Have you ever proposed an idea, or made a case for something, only to have the other person respond with hesitation or a “No”, and no clear explanation for why?
If you’re like most, your mind immediately gets VERY creative in making up reasons for why this person did not immediately go for it. It sounds something like this: “They probably thought my idea was dumb/useless” or “They don’t think I’m smart/trustworthy”.
That, my friend, is the problem. We don’t find out what the hesitation was truly about, and instead we make up our own (often wrong) interpretations. This is where resentment and distancing come in.
But it doesn’t have to be like that! We CAN take the reins of the situation, and walk away informed & empowered to move the conversation forward. To show you how to do it, I’ll share Jens' story:
Jens, a brilliant engineer leading a senior team at a startup, hired me at the beginning of the year to get support in positioning himself for an executive role. He was more than qualified, and I knew all he needed help with was presenting himself as the obvious candidate, nourishing key relationships, and building the confidence to go for what he was clearly suited for.
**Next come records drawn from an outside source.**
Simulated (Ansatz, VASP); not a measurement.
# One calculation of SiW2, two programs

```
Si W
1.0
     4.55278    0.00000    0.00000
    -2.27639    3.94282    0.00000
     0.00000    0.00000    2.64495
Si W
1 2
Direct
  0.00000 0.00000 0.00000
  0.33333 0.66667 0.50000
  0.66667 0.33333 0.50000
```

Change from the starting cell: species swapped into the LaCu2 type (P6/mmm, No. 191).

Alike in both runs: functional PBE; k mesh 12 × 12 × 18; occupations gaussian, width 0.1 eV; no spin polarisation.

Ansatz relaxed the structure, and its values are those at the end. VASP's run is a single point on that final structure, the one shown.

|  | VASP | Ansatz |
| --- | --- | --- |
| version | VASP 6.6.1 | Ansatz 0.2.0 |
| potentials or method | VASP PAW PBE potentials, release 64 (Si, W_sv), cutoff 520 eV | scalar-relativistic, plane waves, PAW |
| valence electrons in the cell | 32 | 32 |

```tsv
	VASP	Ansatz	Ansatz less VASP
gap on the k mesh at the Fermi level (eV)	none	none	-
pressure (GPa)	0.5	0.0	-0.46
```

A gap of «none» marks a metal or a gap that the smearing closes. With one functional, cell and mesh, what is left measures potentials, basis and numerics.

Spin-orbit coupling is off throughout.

He got the promotion to VP within 4 months of us working together. Then, he had the first meeting with his new boss, who told him, “Jens, we won't have you leading on your own right away. The old VP will be co-leading the new team with you for the first few months. You know, just in case...”
Jens was floored. He left the meeting feeling confused and angry. What the hell was THIS supposed to mean? And his mind got busy making up explanations. This time it was, “I’m not qualified, they saw it, and they’re not sure I’ve got what it takes for this big role.” Enter impostor syndrome for Jens.
During our coaching session that week, Jens shared what had happened, and the “story” he’d made up in his head about what happened. I said:
“People sometimes throw out statements like the one your boss said and it’s not always for the reasons we think. Have you considered there may be other interpretations than the one you made up?”
We concluded there could be many more reasons. I suggested that before he starts imagining other wrong interpretations, he should ask his boss this simple question as a follow-up: “Based on what you said last week, I’m wondering what your concerns are when it comes to my ability to perform optimally in this role.”
After probing deeper in this way with his boss, Jens came to our next session feeling emboldened. His ONE question had gotten the following answer:
“Well, actually, I’ve got zero concerns about you Jens. I simply wanted you to get extra support, and to have us covering all bases. I think I said it in a way that sounded like I'm worried about something concrete, but I don’t. I’ve got full faith in you and your abilities; otherwise I wouldn't have put you in this role.”
So, dear reader, there you have it. This is the magic question that we can use anytime we find ourselves facing hesitation or push-back from someone, to help usidentify what exactly is getting in the way, if anything:
What are your concerns about X?
This question also helps us uncover if there is, in fact, nothing behind the push-back, so that we can stop worrying, and move on to more productive things to do with our mind.